Archbishop Justin Welby: Evangelism is vital to the Church
The Archbishop of Canterbury today reaffirmed his commitment to evangelism, telling the Church of England's General Synod that it is "the calling of the whole Church".
Addressing the synod in London this afternoon, the Archbishop opened his presidential address with a joke at his own expense.
Noting that many Christians respond to the thought of witnessing with "nervousness, uncertainty and guilt" rather than delight, he said: "The strategic response to this is clearly for a long-term, iterative and interactive, metric-based, evidence generated development of competencies across the widest possible range of stakeholders in order to achieve maximum acceleration of disciple input with the highest possible return on effort and capital employed.
"That last paragraph is, of course, complete rubbish. To be honest, I just put it in in order to reassure you, as it is well known that I am in fact a businessman who put on the wrong clothes this morning."

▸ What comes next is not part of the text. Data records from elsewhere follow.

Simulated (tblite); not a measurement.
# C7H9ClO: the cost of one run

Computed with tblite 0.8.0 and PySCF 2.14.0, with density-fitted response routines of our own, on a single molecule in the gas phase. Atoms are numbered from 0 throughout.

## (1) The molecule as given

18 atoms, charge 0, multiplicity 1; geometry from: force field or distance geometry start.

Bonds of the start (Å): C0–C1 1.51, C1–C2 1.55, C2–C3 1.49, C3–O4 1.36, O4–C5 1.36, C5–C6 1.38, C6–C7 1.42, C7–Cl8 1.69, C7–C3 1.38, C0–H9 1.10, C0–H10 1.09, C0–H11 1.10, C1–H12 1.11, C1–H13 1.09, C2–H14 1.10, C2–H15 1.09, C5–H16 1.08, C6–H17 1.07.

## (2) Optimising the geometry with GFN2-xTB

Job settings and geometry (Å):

In his first presidential address to the synod last July, Welby labelled evangelism as one of his three main priorities in ministry. "We need new imagination in evangelism through prayer, and a fierce determination not to let evangelism be squeezed off our agendas," he said.
Today, he returned to this commitment, telling the synod: "Witness and evangelism are expressions of the overflow of the love and joy of the grace of God into our lives, and the life of His whole Church and His whole world."
Sharing the Good News should be "about as guilt-inducing as breathing", he added. "They are as much a part of the life of the Church as worship."
The Archbishop said, however, that St Paul's assertion that the "love of Christ urges us on" in evangelism is not always evident in the Church of England.
The final aim of the Church is to call Christians "to be those who worship and adore God in Christ, overflowing with the good news that we've received, making Christ known to all so that the good news is proclaimed effectively throughout the church," he said.
"It is the most compelling of announcements. It comes as a gift to us, not of our own creation. It is news because it tells us of what we do not already know. We have not deduced it ourselves or worked it out by our own power of reason: the good news is the power of God.
"In our good news we speak of Him who really does not sweep our human needs, concerns, cares, desires and problems under the carpet, but takes them up and makes them His own.
"And if we allow ourselves to be gripped by this gospel, this good news of Jesus Christ, it will overwhelm us, for it seems too good to be true. As Pope Francis said in Evangelii Gaudium: 'the Gospel constantly invites us to rejoice'."
It is a constant challenge to Christians, Welby concluded, and the Church must work to encourage and facilitate the witness of believers. "That change will not just happen, we can't just hope for something magical to occur," he said.
"My fear is that many of us have lost all confidence in the Gospel. We have thought that you need to be an expert or a professional to be a witness. But we do not. We simply need to be able to tell of the love that has grasped hold of us and the difference it has made in our own lives."
Despite significant debate about falling attendance figures in the UK, Justin Welby has previously insisted that he has no fears for the future of the Church.
"But I would really like, and I believe it's part of God's plan, that that future of the church of God includes a renewed, invigorated, confident, wonderful, celebratory, humble, delighting Church of England," he said in November. Evangelism isn't about using God "to ensure the Church keeps going", he added.
"What you're doing in evangelism isn't a tool of the Church, it's not some sort of thing we do so we can still be there in a generation or two. It is the revelation of the nature of God. It is intrinsic to being the people of God."